• Steven Heller

Don't Turn Your Back on History

What is disconcerting about the tour of Italian Fascist architecture in Rome I’ve been on for the past few weeks is that the buildings, signs, and symbols are still intact, more or less undisturbed, as monuments to the past. Mussolini may have intuitively understood that after his downfall and execution, his portraits and busts would be torn or toppled, but his massive structures would last in whole or part, and be appreciated as those from the Roman Empire. When you think about it, the ruins that historians praise as wonders of the ancient world include a fair number that represent the inhumanity that the Ceasars et al heaped on their fellows, enemies, and slaves. We admire the grandeur of Rome, while Mussolini imitated much of it to celebrate his own power.

The remnants of Fascist dominance, including the modernistic Fascist buildings and monuments (all over Italy), Fasci and “M” symbols (many chipped away, but lots still visible), and Fascist typography and epigraphy (preserved on various official buildings and columns), are as treasured among cultural and political scholars, archeologists, and history buffs as are the Colosseum, Roman Forum, and ancient lapidary signs have been for centuries. For some, however, the crimes of Fascism are still fresh in the mind, and the remains trigger nightmares; for others Fascist style is just plain cool.
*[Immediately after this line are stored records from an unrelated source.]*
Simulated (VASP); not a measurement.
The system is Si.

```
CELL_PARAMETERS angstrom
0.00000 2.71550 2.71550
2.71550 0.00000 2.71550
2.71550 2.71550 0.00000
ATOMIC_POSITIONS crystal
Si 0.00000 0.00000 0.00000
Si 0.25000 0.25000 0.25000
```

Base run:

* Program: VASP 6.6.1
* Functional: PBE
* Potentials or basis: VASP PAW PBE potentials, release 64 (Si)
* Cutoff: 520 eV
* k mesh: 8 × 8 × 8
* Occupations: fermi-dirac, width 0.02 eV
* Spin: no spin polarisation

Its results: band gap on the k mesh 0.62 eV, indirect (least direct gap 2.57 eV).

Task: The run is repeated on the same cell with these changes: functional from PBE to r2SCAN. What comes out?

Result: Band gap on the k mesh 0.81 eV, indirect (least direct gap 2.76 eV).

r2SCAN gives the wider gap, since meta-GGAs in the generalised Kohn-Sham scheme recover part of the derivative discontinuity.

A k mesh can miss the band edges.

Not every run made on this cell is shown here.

Yesterday, I visited Foro Italico (also known as Foro (Forum) Mussolini), built between 1928 and 1938, inspired by the Roman forums of the imperial age and designed by Enrico Del Debbio and Luigi Moretti. It is one of the places where today Mussolini’s perverted vision of the ideal Fascist Italian is as vivid as any myth propagated under his dictatorial regime. The Foro is a sports academy and stadium complex that is quintessentially overpowering in every detail (from its massive doors to gigantic porticos), an example of Fascist ideology in dimensional form. It might be seen as akin to a modern Pompeii, but the disturbing thing is that Foro is NOT a ruin. The inscriptions praising Fascist victories are still intact, the pavement mosaics depicting virile Fascist athletes and Black Shirted militia look just like new, and the overwhelming sculptures of naked sportsmen (below) surround the the Stadio dei Marmi, where Mussolini would stand in review of the “New Fascist Man.” It is important to have these remnants and remains, in order to study and learn about our historical predecessors, but its also necessary to maintain perspective. As a new right wing is emerging in Italy—small but vocal—these monuments to an evil past should not be transformed into a rallying point for an evil present.